2026 ‘Free and Open Communications on the Internet’ Conference Fixed for July 20 in Canada

Jeffery Knockel
Jeffery Knockel, Co-Chair, Free and Open Communications on the Internet 2026
3 min read

The 2026 edition of the Free and Open Communications on the Internet (FOCI26) conference will take place in hybrid formats – online and in person in Calgary, Canada, on July 20, 2026.

It will take place alongside the 26th edition of the annual Privacy Enhancing Technologies Symposium (PETS), which will bring together privacy experts from around the world to discuss recent advances and new perspectives on research in privacy technologies. PETS will also take place in Calgary from July 20 to 25, 2026, with a concurrent virtual event.

FOCI gathers researchers, practitioners, implementers, and activists from technology, law, and policy who are working on means to study, detect, or circumvent practices that inhibit free and open communications on the Internet.

The goal of FOCI is to bring these groups together, recognizing that control over online speech has become inherently interdisciplinary, so that studying these problems often involves adopting a holistic, interdisciplinary perspective.

FOCI aims to catalyze new research directions and in-depth discussions concerning free and open communications on the internet by providing a space for work that might not fit at conventional computer science measurement and security conferences and particularly encourages early-stage research or extensions on previously published research.

FOCI welcomes studies on all aspects of digital speech control, including in the areas of:

• Surveillance, such as analyses of corporate or government surveillance; anonymity systems that aim to protect users from surveillance; and societal impacts of surveillance.

• Censorship, including the measurement or evaluation of Internet censorship; tools or systems that circumvent censorship; ethics or risks towards users in the research of censorship measurement or circumvention.

• Content moderation systems, such as analyses of tools employed by social media.

• Disinformation and misinformation online, including analyses of digital propaganda and social media trends.

• Press freedom, such as the deployment of tools to protect whistleblowers, and analysis of government or corporate repression of the press.

• Intellectual Property, covering the right to repair, and analyses of copyright/patent law.

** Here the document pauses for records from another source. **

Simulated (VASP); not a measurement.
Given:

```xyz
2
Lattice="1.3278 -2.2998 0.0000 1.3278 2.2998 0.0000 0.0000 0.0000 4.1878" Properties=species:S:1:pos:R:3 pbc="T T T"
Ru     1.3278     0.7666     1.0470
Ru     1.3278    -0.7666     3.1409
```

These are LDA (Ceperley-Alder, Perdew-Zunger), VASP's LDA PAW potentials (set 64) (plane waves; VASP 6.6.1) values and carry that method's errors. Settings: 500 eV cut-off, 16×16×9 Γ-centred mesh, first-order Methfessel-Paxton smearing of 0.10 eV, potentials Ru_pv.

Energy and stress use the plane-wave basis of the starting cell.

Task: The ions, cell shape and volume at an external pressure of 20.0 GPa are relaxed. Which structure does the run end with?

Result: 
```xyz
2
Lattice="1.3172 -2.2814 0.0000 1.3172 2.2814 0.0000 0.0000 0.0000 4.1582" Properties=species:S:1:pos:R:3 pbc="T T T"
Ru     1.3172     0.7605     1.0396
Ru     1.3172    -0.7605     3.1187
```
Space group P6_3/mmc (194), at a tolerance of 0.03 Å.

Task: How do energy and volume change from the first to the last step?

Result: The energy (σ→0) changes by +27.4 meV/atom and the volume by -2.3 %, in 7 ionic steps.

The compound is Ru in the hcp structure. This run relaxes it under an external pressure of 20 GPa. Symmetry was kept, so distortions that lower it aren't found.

In their Code of Conduct, FOCI conference organizers said their community strives to foster a space for rigorous, challenging intellectual exploration that is at the same time open, inclusive and diverse.

They urged FOCI participants to engage with one another encouragingly and constructively, and especially encouraged participants to interact with those whose viewpoints, research interests, cultural backgrounds, or experiences may be unfamiliar to them or outside their comfort zone.

The organizers said they expect that anyone participating in FOCI will, at a minimum, treat others with respect for their dignity and autonomy.

Correspondingly, they warned, behavior that violates these principles will not be tolerated, and may include consequences up to and including expulsion from FOCI.

The organizers called on anyone who feels threatened or harassed while participating in FOCI to reach out to the FOCI chairs, namely Dr. Jeffrey Knockel, an Information Controls researcher and an Assistant Professor of Computer Science at Bowdoin College in Brunswick, Maine in the United States; and Ms Mona Wang, an Open Technology Fund Information Controls Fellow, and researcher working to protect the privacy, security, and digital freedoms on the internet. They pledged that anyone complaining of such threats or harassment can expect that any concerns shared will be taken seriously and handled with both discretion and dispatch.